Maz, I agree, don't let your mother drag you into any debate about whether you should or should not have a holiday, or whether you do or do not need a break from her! Like I say, just 'tell' her what you will be doing.
Interesting (and perhaps revealing!) that there was a 'situation' when you last went away - was that to punish you, perhaps? Or to try and get you to come back early?
I'm afraid I rather hold to the opinion that, at some deep subconscoius level (and sometimes not so subconsious!) there is a kind of Darwinian struggle going on between carer and caree. The caree is 'desperate' to get the carer to commit 24x7 to endless, perpetual care, and will pull every psychological trick in the book, ruthless, and without compunction or compassion or consideration for the carer, to achieve that.
Think of a baby wanting food in the night! It cries, and cries, and cries - it's never ever going to think 'oh, dear, Mum won't like a broken night, and she does need her sleep, i know, so I think I'll wait till morning'!!!! Same with old folk - they want US and they want us ALL THE TIME at their disposal.

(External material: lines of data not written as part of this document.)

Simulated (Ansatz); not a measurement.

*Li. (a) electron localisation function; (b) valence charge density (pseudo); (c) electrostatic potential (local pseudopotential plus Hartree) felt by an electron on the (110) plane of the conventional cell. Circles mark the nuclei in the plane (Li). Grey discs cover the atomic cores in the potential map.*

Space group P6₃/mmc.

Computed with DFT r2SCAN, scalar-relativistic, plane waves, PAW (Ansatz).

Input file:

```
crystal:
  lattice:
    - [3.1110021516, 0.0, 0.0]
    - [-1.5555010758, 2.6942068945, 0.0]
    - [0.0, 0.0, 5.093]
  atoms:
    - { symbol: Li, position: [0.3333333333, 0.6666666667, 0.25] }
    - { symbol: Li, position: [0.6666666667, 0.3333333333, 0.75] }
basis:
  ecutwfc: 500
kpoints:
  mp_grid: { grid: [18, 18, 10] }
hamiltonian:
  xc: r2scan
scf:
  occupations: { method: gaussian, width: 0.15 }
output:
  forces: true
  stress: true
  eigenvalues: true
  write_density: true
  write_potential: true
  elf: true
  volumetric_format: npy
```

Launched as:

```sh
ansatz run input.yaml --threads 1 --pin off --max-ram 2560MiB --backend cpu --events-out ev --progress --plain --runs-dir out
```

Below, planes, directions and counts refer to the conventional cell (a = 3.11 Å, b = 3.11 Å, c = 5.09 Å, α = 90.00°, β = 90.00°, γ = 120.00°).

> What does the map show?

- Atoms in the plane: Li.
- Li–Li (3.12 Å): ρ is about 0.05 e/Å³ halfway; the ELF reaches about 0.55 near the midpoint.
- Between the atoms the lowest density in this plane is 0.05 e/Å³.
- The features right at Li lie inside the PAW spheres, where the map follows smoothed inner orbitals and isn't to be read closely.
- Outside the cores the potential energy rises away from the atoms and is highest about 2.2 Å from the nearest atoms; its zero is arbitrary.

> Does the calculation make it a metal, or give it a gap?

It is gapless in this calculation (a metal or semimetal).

It's about power, I suppose. A baby only has power when it has power over our emotions, to make us care for it. Ditto with our elders. They more powerless they get, in terms of being dependent on others, the more urgent it is for them to control our emotional response to them.
I agree the 'impulse to mollycoddle' is almsot impossble to ignore! I do it with my MIL - a sort of URGENT RUSH to get her a cup of tea, to make her breakfast, to take her out for a nice drive in teh countryside, to fuss over her and make her warm and comfy.....
Very, very hard to fight against!
But....once we are away from them, it becomes easier!
They do try it on you know - not necessarily deliberately, but all the same. When I took my MIL back to her flat in the new year, the morning I left she sat by the TV in her usual chair, as I had my breakfast, and looked around her helplessly. "How will I manage?' she asked in a vague, trembly sort of way. I just said brightly something like 'oh it will all come back to you!'.....and when I went off shopping for her, and returned, she was fine, and had already made her own soup for lunch. She's been fine every time I've phoned her since!
So you d have to blank out the lemon face and the 'pressure' that they exert, like a forcefield almost, all around them, to keep us in orbit, to keep us in line. They go on about their ailments (lucikly, my MIL doesn't!)(she's great like that, thankfully), and as you say, never dream that anyone else can ever have anything amiss (and they have no sympathy, either, because any one else's infirmity is competition for them, and your ailments are a threat to her, as they may incapacitate you as her carer, whicdh is your primary function in life now!)
I do think, overall, one has to 'disengage emotionally' quite a lot. We aren't horrible, just 'not really involved' - a degree of indifference. It's why, I think, professional carers are so good with them - because they don't really care, that's why! There are no chains and knots and childhood programming to bind them to the caree, and byand large carees seldom play up professional carers the way they do their relatives!
All the best, and definitely take your break, and don't moddlecoddle your mum!
(If you want to 'salve your conscience' - not morally necessary, but you may illogically feel it anyway! - how about giving her some 'nice treats' when you come back!)